Monday, April 2, 2012

Looking Forward to April 8, 2012 -- Easter Day

The Scripture Readings this week are:
Psalm 118 VU p.837
Mark 16:1-8

The Sermon Title is: For They Were Afraid

Early Thoughts: Read that Mark passage. Anything odd about it? Anything missing from the Easter story?

The Risen Christ does not appear in this story (and this is considered the original ending of Mark's Gospel.  Rather than end on a note of hope and glory Mark's Gospel ends on a note of fear and wondering--with at most a hint of the hope and glory.

There is something terrifying about the resurrection stories, at least if you read them from the point of view of the women going to the tomb. The truth of resurrection in the Gospels has to deal with that fear.

Mark is the earliest Gospel we have. The writer is the first person to attempt a description of Easter morning (while Paul writes earlier and confesses an Easter faith he never talks about what we call Easter morning). And in the earliest from it ends with the women running away in fear, telling nobody anything.
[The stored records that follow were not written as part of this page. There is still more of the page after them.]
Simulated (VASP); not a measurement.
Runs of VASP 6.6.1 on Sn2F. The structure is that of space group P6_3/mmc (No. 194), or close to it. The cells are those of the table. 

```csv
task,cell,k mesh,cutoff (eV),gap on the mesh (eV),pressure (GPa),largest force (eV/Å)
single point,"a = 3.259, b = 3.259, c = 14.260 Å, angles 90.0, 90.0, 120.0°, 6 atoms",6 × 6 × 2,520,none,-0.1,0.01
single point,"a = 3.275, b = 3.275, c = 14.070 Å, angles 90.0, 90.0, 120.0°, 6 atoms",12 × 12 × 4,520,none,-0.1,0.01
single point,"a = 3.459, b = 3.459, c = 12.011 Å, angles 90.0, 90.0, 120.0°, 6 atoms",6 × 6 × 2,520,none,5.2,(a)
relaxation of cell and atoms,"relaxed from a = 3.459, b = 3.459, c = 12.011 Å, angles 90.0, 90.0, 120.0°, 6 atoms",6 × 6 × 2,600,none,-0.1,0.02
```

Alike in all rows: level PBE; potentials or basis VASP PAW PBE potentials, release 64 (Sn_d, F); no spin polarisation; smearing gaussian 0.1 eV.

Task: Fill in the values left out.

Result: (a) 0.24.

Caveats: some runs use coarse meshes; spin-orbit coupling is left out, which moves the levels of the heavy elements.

Obviously the story doesn't stop there. Obviously Mark's community knows that there is more to the story (and in fact there were verses added to the ending later that included an appearance by the Risen Christ). But this is where we get left. Not with joy and celebration but with fear and wondering.

And I think that is a good entry into being an Easter people. Too often we pass over that aspect of the story because we know how it ends. But as I look at it one of the miracles of the Easter event is that a group of terrified people found the faith to believe anyway. Easter isn't about debating what "really" happened. Easter is about finding the way to move beyond the fear of death into new life.

There is a lot of fear in the world right now. What will push us to feel the fear and believe anyway? What draws us into resurrection?
--Gord

2 comments:

  1. One could make a similar point by contemplating, say, Mk. 15:47. We should indeed be willing to push through fear, as you say.

    But why do you say that 16:8 is considered the original ending of Mark's Gospel?

    Yours in Christ,

    James Snapp, Jr.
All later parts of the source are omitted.